Founder Mary Kay Ash launched the cosmetics firm in 1963, and the company has had five headquarters locations since its start. Its first home was a roughly 500-square-foot storefront in Dallas’ Exchange Park office complex.

The 546,000-square-foot Addison headquarters took almost ten years to complete. The building was previously designed to serve as the headquarters of SunBelt Savings. However, the project went into default during the 1980s real estate crash. It was unfinished and unoccupied.

In 1993, Dallas businessman Don Carter bought the former SunBelt building for $22.6 million from federal banking regulators. He sold it to Mary Kay nine months later for an undisclosed price.

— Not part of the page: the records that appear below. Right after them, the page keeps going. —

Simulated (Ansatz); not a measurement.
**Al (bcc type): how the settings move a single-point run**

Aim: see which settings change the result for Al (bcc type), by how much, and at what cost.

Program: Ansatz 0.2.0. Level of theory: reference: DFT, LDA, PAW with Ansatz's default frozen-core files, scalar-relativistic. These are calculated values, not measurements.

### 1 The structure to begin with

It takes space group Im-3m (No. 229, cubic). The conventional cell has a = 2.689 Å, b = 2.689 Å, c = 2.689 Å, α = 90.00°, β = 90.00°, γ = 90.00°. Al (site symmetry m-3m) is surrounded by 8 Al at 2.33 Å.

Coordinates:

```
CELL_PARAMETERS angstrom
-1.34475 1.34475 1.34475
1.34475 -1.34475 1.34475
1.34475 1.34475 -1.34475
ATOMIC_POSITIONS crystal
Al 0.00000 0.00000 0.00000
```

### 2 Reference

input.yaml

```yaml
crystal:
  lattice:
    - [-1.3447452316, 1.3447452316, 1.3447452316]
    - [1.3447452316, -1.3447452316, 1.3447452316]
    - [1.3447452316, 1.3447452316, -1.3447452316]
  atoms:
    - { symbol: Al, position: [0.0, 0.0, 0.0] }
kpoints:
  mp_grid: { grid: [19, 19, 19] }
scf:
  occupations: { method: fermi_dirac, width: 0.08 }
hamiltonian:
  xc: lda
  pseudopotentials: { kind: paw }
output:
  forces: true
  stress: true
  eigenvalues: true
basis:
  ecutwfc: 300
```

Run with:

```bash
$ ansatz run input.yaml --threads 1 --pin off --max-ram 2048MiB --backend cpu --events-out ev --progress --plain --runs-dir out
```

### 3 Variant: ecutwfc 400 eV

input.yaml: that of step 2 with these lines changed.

In addition to the Addison headquarters, Mary Kay constructed a more than $100 million manufacturing and R&D complex at the northeast corner of Denton Tap Road and Vista Ridge Mall Drive near State Highway 121 in Lewisville.

The cosmetics firm is dealing with legal and financial woes. Ash’s descendants are battling over the future of the company, D Magazine reported earlier this year. The legal fight is driven by her son and former CEO Richard Rogers.

Rogers is accusing current Mary Kay CEO — his own son Ryan Rogers — of mismanaging the company.

Richard Rogers alleges the company went from a $51 million comprehensive income in 2021 to a $46 million loss in comprehensive income in 2025.